Courtesy of Pam Martens.
The U.S. House of Representatives’ Financial Services Committee will convene at 10 a.m. this morning to hear new warnings about the growing dangers posed by the too big to fail Wall Street banks.
On deck to testify are: Thomas Hoenig, Vice Chairman of the Federal Deposit Insurance Corporation (FDIC); Richard W. Fisher, President of the Federal Reserve Bank of Dallas; Jeffrey Lacker, President of the Federal Reserve Bank of Richmond; and Sheila Bair, former Chair of the FDIC, now with the Pew Charitable Trust. (Bair wrote the quintessential insider’s account of the 2008 crash, Bull by the Horns.)
Tragically, these individuals spent hours writing their testimony with the full knowledge that it will far on the deaf ears of a Congress that is incapable of seeing a train wreck coming down the tracks until the mangled cars lie scattered over the landscape.

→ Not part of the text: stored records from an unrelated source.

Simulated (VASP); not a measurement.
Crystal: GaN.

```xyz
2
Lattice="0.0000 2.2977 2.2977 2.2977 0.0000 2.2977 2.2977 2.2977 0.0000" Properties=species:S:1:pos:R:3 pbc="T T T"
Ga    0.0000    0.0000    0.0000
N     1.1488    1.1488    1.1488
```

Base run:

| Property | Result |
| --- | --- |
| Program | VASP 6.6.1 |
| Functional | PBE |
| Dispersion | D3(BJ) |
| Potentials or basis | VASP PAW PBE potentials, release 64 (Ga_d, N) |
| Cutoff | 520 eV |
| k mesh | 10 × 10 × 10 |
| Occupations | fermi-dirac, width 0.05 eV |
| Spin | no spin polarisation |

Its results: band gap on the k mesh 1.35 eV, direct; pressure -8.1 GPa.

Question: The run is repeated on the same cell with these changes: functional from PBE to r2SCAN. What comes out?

Here’s a look at some interesting milestones leading up to this hearing:
May 2011: Restructuring the Banking System to Improve Safety and Soundness, By Thomas M. Hoenig, President and CEO, Federal Reserve Bank of Kansas City, and Charles S. Morris, Vice President and Economist, Federal Reserve Bank of Kansas City
“This proposal to reduce costs and risks to the safety net and financial system has two parts. The first part proposes to restrict bank activities to the core activities of making loans and taking deposits and to other activities that do not significantly impede the market, bank management, and regulators in assessing, monitoring, and/or controlling bank risk taking. However, prohibiting banks from engaging in activities that do not meet these criteria and that threaten financial stability would provide limited benefits if those activities migrate to shadow banks. The second part proposes changes to the shadow banking system by making recommendations to reform money market funds and the repo market.”